By No Labels
Senator Al Franken said today that he would resign from the U.S. Senate, after dozens of colleagues urged the Minnesota Democrat to step down amid allegations of sexual harassment. But he did not say exactly when he would leave.
The resignation underlines a point: Lawmakers play by a different set of rules than leaders in the private sector when it comes to sexual harassment allegations. In the private sector, employers can force employees to resign. In Congress, lawmakers often determine their own fate.
Though the private sector is not always a model of how to deal with sexual harassment cases, many companies have proven this year that they are willing to part with high-profile employees. Matt Lauer. Charlie Rose. Glenn Thrush. Mark Halperin. Harvey Weinstein. Garrison Keillor. The list goes on.

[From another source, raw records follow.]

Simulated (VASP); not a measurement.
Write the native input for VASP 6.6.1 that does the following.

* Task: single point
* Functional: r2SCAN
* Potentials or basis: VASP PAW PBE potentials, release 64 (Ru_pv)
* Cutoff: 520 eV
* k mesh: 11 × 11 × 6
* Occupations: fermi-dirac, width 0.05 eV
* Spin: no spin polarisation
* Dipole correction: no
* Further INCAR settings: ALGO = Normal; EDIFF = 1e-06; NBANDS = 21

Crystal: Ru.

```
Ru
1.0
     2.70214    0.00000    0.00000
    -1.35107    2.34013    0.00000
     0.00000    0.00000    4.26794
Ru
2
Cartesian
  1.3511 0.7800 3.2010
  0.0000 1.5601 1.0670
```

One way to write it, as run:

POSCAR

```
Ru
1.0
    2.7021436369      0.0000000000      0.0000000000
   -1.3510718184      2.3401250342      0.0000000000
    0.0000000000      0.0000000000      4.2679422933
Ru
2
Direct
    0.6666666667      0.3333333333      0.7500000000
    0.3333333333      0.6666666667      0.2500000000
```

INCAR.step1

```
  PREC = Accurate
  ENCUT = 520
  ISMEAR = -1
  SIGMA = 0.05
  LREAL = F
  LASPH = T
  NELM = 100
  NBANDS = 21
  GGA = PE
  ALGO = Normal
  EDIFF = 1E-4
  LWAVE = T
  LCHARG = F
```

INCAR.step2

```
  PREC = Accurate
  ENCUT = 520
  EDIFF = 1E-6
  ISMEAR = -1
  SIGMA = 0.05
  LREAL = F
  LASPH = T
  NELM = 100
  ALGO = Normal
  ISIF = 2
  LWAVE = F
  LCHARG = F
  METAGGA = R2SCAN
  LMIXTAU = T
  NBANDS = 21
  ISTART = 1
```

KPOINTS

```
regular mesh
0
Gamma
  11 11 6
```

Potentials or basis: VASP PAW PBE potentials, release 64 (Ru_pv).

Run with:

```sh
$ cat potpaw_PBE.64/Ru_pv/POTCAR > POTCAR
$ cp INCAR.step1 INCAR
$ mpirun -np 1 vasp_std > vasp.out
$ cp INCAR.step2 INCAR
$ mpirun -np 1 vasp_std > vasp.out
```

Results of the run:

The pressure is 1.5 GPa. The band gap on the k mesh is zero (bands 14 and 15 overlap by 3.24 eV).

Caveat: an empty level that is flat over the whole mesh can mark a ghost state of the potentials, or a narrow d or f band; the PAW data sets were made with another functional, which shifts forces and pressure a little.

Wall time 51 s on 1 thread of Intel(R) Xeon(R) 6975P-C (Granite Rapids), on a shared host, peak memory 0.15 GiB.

In Congress, the result is not so uniform. For example, Rep. John Conyers, a Democrat from Michigan, resigned following allegations of sexual harassment. Others have not resigned, or have said they will wait until their term ends to leave. Franken, who disputes some of the allegations, chose to resign but said he would do so in coming weeks.
The call for Franken’s resignation is part of a growing demand for action on sexual harassment cases in Congress, but the result has so far been a patchwork of activity that leaves it unclear how cases will be treated.
For example, even after it was reported that roughly $17 million in taxpayer money was spent to resolve sexual harassment and other workplace claims filed by employees of Congress since 1997, a full list of lawmakers who settled harassment cases still has not been disclosed.
To date, only one such case has been made public, that of Rep. Blake Farenthold, the Texas Republican who has said he will pay back the $84,000 in taxpayer money used to settle a case. He did not resign.
Bipartisan legislation has been introduced to prohibit the use of public money for settlements in harassment cases and to disclose which lawmakers were involved in settlements. But it is unclear whether the bill will gain widespread support.
Congress has taken other steps. Both the House and Senate have voted to implement anti-harassment and anti-discrimination training, and the House Administration Committee will hold its second hearing today on the law that governs how sexual harassment claims are handled on Capitol Hill.
But there is no clear consensus on how cases should be treated, leaving members of Congress to treat each one individually.
As The New York Times reported, “lawmakers are struggling with how to respond to each charge, whether one case can be deemed less serious than another and what role politics can and should play in determining a member’s future.”